Assuming the target business is operated through a company, there are two ways for you to acquire it:
- by buying the shares in the company from its shareholders, or
- by buying the assets of the business from the company.
There are several differences between the two:
Assets and liabilities
In a share sale, the buyer buys the target company along with all its assets and liabilities. In an asset sale, you can ‘cherry pick’ the assets you want (if the seller will agree) and leave all liabilities other than employees with the seller. For this reason, buyers often prefer to buy assets rather than shares.
Form of transfer
Shares are transferred by a simple stock transfer form, whereas different assets require different forms of transfer. For example, property requires a transfer or assignment, and customer contracts must be assigned or novated.
Consents and approvals
On an asset sale the assets have to be actually transferred to the buyer and this may require the consent of third parties. For example, customer contracts may not be transferable without the consent of the customer, and the transfer of a leasehold property will require the consent of the landlord.

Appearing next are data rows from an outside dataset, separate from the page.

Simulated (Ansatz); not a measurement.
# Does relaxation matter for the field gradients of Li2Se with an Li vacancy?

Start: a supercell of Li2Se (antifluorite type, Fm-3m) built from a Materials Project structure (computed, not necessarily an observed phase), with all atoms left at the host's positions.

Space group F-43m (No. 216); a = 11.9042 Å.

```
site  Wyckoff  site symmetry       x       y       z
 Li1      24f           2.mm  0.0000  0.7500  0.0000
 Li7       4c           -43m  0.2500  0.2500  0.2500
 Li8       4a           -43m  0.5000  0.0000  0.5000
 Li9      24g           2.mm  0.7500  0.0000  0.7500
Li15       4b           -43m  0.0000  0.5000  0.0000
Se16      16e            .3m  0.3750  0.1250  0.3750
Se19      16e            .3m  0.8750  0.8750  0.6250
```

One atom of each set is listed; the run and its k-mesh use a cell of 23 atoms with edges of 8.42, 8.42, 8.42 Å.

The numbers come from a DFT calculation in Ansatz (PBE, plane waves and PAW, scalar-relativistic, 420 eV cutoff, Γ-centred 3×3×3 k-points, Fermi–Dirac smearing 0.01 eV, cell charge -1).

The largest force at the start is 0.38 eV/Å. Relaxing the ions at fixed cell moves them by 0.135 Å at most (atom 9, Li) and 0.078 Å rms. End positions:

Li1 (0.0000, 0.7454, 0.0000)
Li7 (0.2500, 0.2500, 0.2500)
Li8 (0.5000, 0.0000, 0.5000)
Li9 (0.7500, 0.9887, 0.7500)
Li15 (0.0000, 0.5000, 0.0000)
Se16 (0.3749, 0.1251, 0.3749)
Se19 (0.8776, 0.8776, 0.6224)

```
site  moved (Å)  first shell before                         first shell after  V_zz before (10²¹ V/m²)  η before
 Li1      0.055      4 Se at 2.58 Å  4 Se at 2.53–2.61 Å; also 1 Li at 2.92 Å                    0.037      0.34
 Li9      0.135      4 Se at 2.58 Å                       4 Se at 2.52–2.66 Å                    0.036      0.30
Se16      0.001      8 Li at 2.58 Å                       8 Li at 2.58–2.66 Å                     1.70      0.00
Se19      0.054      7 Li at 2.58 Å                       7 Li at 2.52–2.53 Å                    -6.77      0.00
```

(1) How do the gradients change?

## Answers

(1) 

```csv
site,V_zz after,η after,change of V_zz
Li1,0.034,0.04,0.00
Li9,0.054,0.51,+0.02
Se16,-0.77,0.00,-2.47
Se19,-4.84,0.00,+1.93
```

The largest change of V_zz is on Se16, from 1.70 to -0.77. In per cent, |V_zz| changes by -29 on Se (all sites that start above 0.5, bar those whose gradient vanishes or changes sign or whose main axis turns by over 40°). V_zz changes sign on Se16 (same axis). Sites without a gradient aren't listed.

If you cannot obtain consent for the transfer of a key asset, a share sale may be the only option.
On a share sale, the problem of obtaining consent will only arise if a document entered into by the target company (e.g. a bank loan agreement) contains a ‘change of control’ clause. This clause gives the other party the right to terminate the agreement on a sale of the shares.
On a share sale, you will inherit the target company’s tax liability and will therefore need specific protection from the seller against this. On an asset sale, the tax liabilities of the business normally remain with the seller.
An additional advantage of an asset sale is that you can write off goodwill acquired from the seller against profits you earn in the business over time. Against this, in a share sale, if the target company has significant tax losses, you may be able to make some use of these to set off against profits in your existing business, if you have one.
On a share sale, you must pay stamp duty at 0.5% of the sale price. On an asset sale, you will have to pay stamp duty land tax of up to 4% of the price of any land being transferred. Generally, stamp duty is no longer payable on the transfer of other assets, such as goodwill, intellectual property or customer contracts.
On a share sale, the price is paid directly to the individual shareholders. On a sale of assets by a company, the price is paid to the company, and then, if the shareholders want to receive the money personally, the sale proceeds have to be transferred from the company to the shareholders. This may trigger a double tax charge, first for the selling company and secondly for its shareholders, which may make an asset sale very unattractive to the seller.
The choice for buyers and sellers
Generally speaking, for the reasons given above, buyers tend to prefer to buy assets, whereas sellers prefer to sell shares. The choice will depend on the parties’ respective bargaining strengths and the nature of the business. For example, if the main asset of the business is a property, you may prefer to buy shares, rather than pay stamp duty of up to 4% of the price.